Vejonis calls for direct presidential elections

President Raimonds Vejonis has called for the Latvian parliament to change the way the country's president is elected to a direct vote. In addition, Vejonis also wants to expand the powers of higher officials including the President and the Prime Minister, he said on June 22 addressing MPs at the last meeting of the spring parliamentary session.

Vejonis calls for directly elected president with the power to sack the parliament

Vejonis said that Latvia's people have been dissatisfied with decision making in high places and the way the state is run.

It could be improved, he claimed, by expanding the executive powers of the president and the prime minister.
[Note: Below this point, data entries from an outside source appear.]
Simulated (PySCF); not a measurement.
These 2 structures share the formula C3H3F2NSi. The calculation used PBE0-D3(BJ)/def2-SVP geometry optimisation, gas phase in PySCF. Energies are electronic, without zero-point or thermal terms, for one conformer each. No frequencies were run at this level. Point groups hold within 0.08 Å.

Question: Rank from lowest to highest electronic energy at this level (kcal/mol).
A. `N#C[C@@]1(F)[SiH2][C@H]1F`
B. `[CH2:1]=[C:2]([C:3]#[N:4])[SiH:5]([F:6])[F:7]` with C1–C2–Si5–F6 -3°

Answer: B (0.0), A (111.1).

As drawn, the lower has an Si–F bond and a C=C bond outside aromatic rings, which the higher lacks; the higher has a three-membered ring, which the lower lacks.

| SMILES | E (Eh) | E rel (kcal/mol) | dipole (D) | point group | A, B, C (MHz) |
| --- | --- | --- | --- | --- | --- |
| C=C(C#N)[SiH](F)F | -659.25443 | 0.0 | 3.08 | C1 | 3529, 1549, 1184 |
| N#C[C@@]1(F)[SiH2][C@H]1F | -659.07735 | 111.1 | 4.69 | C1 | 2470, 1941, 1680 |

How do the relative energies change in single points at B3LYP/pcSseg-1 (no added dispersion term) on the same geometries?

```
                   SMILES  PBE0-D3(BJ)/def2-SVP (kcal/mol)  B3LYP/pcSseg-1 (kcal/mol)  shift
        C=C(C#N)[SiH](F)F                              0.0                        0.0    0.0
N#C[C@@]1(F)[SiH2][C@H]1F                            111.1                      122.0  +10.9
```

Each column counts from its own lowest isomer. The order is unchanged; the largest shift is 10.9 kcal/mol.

"It could be done if the Saeima approved the Prime Minister but his ministers would be approved by the president. Likewise, the president should have the authority to call for snap elections and not only announce a popular vote for sacking the Saeima," he said.

"Such an expansion of presidential powers would require that the head of state be elected by the public, in a direct election," argued the president.

He urged MPs to ensure that the 2019 presidential election would be held by popular vote.

The idea for a direct presidential election has been floating around for some time but never found real political backing. Constitutional changes require a two-thirds majority of the 100 elected lawmakers.

Currently the Saeima elects the president in a secret ballot with deputies under no obligation to declare or explain their preferences to their voters.

The system has thrown up numerous surprises over the years and has resulted in several fairly obscure figures finding themselves in possession of Riga Castle.

However Latvia's NGO Delna, which has campaigned for president to be elected in an open parliamentary ballot, on June 22 said the president's proposal amounts to "pulling the wool over people’s eyes", reported LETA. 

Delna on June 2 submitted to the Saeima the public petition attempting to change the parliamentary ballot for electing president of Latvia.

President will propose legislation ending non-citizens' status for newborns

Vejonis also used the meeting to remind MPs of his initiative to make Latvia cease granting non-citizens' status to children born in the country.

"Children born into non-citizen families are our children too. Every child is important and meaningful to Latvia. We're strong enough not to be afraid of little children and say once and for all that they're ours!" he said.

He told the Saeima he will propose legislation to Saeima to give automatic Latvian citizenship to all born in Latvia.

Context

Last year 52 children were given the status of 'non-citizen' according to Latvia's Citizenship and Migration Affairs Office. Children born to non-citizen parents after August 21, 1991 are entitled to citizenship upon request of at least one of the parents.

"In the fall session of the Saeima I will propose a law initiative. It will give the chance for kids born in Latvia to non-citizens to become Latvian citizens when they're born unless their parents choose the citizenship of another existing country," said Vejonis. 

The changes proposed by the president would amount to putting a stop-timer to end the murky legal status of 'non-citizen' instituted when Latvia regained its independence and currently preventing close to 250,000 Latvian residents, who are largely Soviet-era immigrants, from voting and holding public office.

They can however become citizens via a simple if somewhat time-consuming procedure if they like.

'This should have been a year of reform'

Vejonis also used the closing meeting before Latvia celebrates Midsummer to criticize Latvian lawmakers for their passivity as the government is struggling to implement much-needed reforms.

"This should have been a year of reform. Much was planned and promised but little was done actually," he said.

"We've rested comfortably in our chairs and looked ... at the government trying to achieve the tax reform and changes in healthcare and education that the public need. We've acted as if it doesn't concern us," he said.

He called for the Saeima to support the government and become more actively involved in the upcoming reforms.